Today we arrived in Dawson Creek. The end (or beginning) of the Alaska Highway (AlCan). We have driven the entire 1390 miles except for 97 miles between Haines Junction and the junction of the AlCan with the North Klondike Road. At times it has had gravel breaks and potholes and jolting frost heaves, but mostly it has been a decent paved road. Mostly better than some of the main roads in our home town.
Often today the roadsides were a sea of magenta from the fireweed which is in full bloom. The road itself was very busy especially as we came through Fort St. John. There the gas and oil industries are booming. Fort St. John has dubbed itself “The Energetic City.” There are tank trucks and pickup trucks everywhere. Flat bed trucks are hauling heavy equipment and prefabricated “hotels” for the workers. In the town most of the businesses are support services for the industry – brake shops, tire shops, drilling supply shops, transmission repair shops, etc. It was a bit like Williston, ND where we had passed through on our way north and west.

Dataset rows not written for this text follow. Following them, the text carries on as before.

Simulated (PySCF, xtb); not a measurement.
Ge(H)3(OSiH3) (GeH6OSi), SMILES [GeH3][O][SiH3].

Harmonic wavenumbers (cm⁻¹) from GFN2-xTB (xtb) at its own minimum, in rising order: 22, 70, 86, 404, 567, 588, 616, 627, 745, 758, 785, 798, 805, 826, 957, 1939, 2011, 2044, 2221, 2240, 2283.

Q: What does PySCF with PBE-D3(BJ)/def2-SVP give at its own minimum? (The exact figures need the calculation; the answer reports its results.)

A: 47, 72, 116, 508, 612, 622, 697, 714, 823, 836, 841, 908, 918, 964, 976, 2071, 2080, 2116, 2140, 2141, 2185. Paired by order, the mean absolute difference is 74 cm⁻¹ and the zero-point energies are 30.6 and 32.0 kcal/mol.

Dawson Creek was equally busy, but had many more “people” stores – fast food, Canadian Tire, Walmart, groceries, even a mall. We received a lot of good information from the visitors’ center, and while David used the Wi-Fi there, Janet explored the Grainery Art Gallery. An old wood storage silo has been turned into a cooperative art gallery. What a great use of the space. The work (2-D) is displayed on the outside walls accessed by an inclined ramp that circles the building. The center is reserved for a gift shop (mostly 3-D or shrink-wrapped 2-D) on the first floor. The work, all by artists within a 100 km distance, is first-rate.
The visitors’ center and Grainery also had an excellent collection of photographs, mostly from 1942, the year the original AlCan highway was built. An interesting fact learned from picture captions: The army of road builders arrived in March of 1942 in Dawson Creek. From there a rudimentary road existed to Fort Nelson, but the Peace River was just 30 miles north of Dawson Creek. In order to improve and extend the current road, tons of equipment, supplies, and men had to get to the other side of the river. So there was a tremendous rush to get everything and everyone to the other side of the river before the spring ice breakup. One caption stated that the road looked like “Broadway” with caravans of vehicles heading north day and night. Once the ice broke up, rafts and barges were used until a bridge could be put in place. That bridge was one that had originally been designed and started being fabricated for Oakland, CA, but was requisitioned for the war effort and was erected at the Peace River Crossing. That bridge collapsed in 1957, because “it had been hastily installed.”
Today we drove a 7 mile section of the “old highway.” It certainly is more winding and narrower than what we travel on today. The Canadian Government is slowly relocating and/or improving the current highway so it is more suitable to today’s heavy truck traffic. The reason we went off on the old road was to see the Kiskatinaw River Bridge – a curved, 534-foot wooden structure built in 1942. It took as long to build (9 months) as did the entire AlCan highway. It is considered a treasure, but is now bypassed. All-in-all, over 300 bridges had to be constructed in 1942 for the highway. Most were like the utilitarian suspension bridge we crossed a few days ago over the Liard River – which is the only one of that type that remains.
After Fort St. John and Dawson Creek we began to see evidence of agriculture and logging. We passed huge fields of canola (rape seed) as well as hay and alfalfa. Lots of horses grazing and a few cattle.
Since we had a late afternoon start leaving Dawson Creek and encountered lots of traffic and construction, we stopped only about 40 miles out of the city in Hythe where they have a municipal campground. It’s basically a treed square with 24 sites around it. Dinner was homemade beef soup and bean salad.
Hyeth Municipal Campground Review: 24 adequate, but not wide back-in sites located on the perimeter of a treed field. Picnic tables and some fire rings. (The literature from the visitors’ center promises free firewood. None was evident.) 30-amp power at most sites. There are two old railroad cars on site that are used as the bathrooms (flush toilets). An RV dump and potable water are available. Noise from Route 2-43 is noticeable, but not annoying.